For the vast majority of people who play the great game of rugby it enables them to become weekend warriors, venting the weeks frustrations and offloading the troubles of the world onto the opposition, enabling them to go back work on Monday calmer and more rounded individuals. But what happens when rugby IS your work and your living, and it abruptly comes to an end through no fault of your own?

This was the unfortunate scenario professional rugby player Budge Pountney found himself in during the peak of his career with Northampton Saints.

Following a badly broken ankle he was forced to retire from playing at just 29. “At that time of life you feel indestructible” Budge told Rugby Monthly. “Retiring from the game was the last thing on my mind when I was at Northampton.

We were a successful club and I was also playing International rugby for Scotland. Life was very good on and off the pitch. I was very lucky to have one of the best ever coaches in the game looking after my career, Sir Ian McGeechan, and he was a huge influence.

Together with the great Jim Telfer they guided me through the Scottish ranks to full International where I won 31 caps and played in a World Cup. Don’t get me wrong, I had to fight to earn my place in the squad but they helped me become a better player. At that time I just wanted to play forever!”

This would not be the case for Budge unfortunately. He had joined Saints straight from Loughborough Uni and had no real career to return to after his early retirement. “A lot of the guys who were at the club had had jobs prior to becoming professional rugby players so they always had something to fall back on if things went wrong.

The clubs didn’t really need to offer pastoral care in terms of future careers for players back then. It was the start of the professional era and it was very new to everyone. When it did happen to me though the RPA were excellent in looking after me initially.”

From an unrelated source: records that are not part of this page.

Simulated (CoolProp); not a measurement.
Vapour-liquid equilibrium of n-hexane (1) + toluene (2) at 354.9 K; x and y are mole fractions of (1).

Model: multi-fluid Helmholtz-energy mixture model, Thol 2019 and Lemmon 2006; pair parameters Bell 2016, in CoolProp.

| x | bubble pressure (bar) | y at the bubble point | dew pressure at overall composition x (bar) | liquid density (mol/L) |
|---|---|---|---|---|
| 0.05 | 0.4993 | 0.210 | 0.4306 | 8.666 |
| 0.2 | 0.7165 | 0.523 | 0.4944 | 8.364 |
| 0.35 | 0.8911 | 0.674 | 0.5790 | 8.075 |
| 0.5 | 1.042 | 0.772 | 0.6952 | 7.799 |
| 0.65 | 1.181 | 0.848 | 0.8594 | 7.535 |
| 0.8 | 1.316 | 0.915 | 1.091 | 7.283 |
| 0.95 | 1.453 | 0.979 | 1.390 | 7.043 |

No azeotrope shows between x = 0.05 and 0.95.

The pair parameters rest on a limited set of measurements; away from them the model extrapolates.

“I was also very lucky in that I had always had a huge interest in the strength and conditioning side of the game so I was able to work with those guys at Saints for 6 months. At the same time Alan Solomons the head coach was having a tough time at the club and myself and Paul Grayson were asked to take over so i suddenly found myself  Director of Rugby! It wasn’t really a position I wanted at the time as I found I was having to deal with team mates at a managerial level. “

Budge stayed in position for 2 years before deciding he wanted a complete change from rugby. He bought a franchise called Water Babies with his wife and spent the next 7 years immersing himself into the business.

Rugby was never far from his life though as he kept a position of citing officer. He then got an offer from Totton College to help Junior Paramore build their rugby team, a position he still looks back on with great fondness. The RPA then offered him permanent employment looking after professional players during which time he kept his coaching qualifications up to date.

When the position of Director of Rugby came up at Marlborough College he jumped at the chance “Coaching junior players is something I have always loved so it was a perfect fit. I thoroughly enjoy being able to make a difference and passing my knowledge and experience onto the young players of the future. This is a great place to work and there are some very talented players. Professional players today are very well looked after by their clubs as to what to do when the playing days are over because sooner or later their playing career WILL come to an end. I try to impress this on my students so they understand the importance of good qualifications and a defined career path”.

Family is very important to Budge and he loves nothing more than spending his down time walking through the New Forest with his wife and children and the family dog Guinness. His son plays at local club Fordingbridge RFC and is a huge Ulster Rugby fan.

With Budge having played for Scotland and his daughter supporting England the 6 Nations are sure to be fun in the Pountney household! We asked him if he would still like to be able to play – “DEFINITELY! I still really miss the game, the physicality and the banter with team mates. The good times I had in the game were great but it’s so much more professional these days and much more of a science and I really love that.”

Despite having to cut short his very impressive career Budge doesn’t look back with regret.

Having spent time with him at the College his passion for coaching is obvious and he has integrated himself fully into school life. He has been coached by some of the best in the world and I’m sure his pupils will benefit greatly from having this experience and knowledge passed on to them.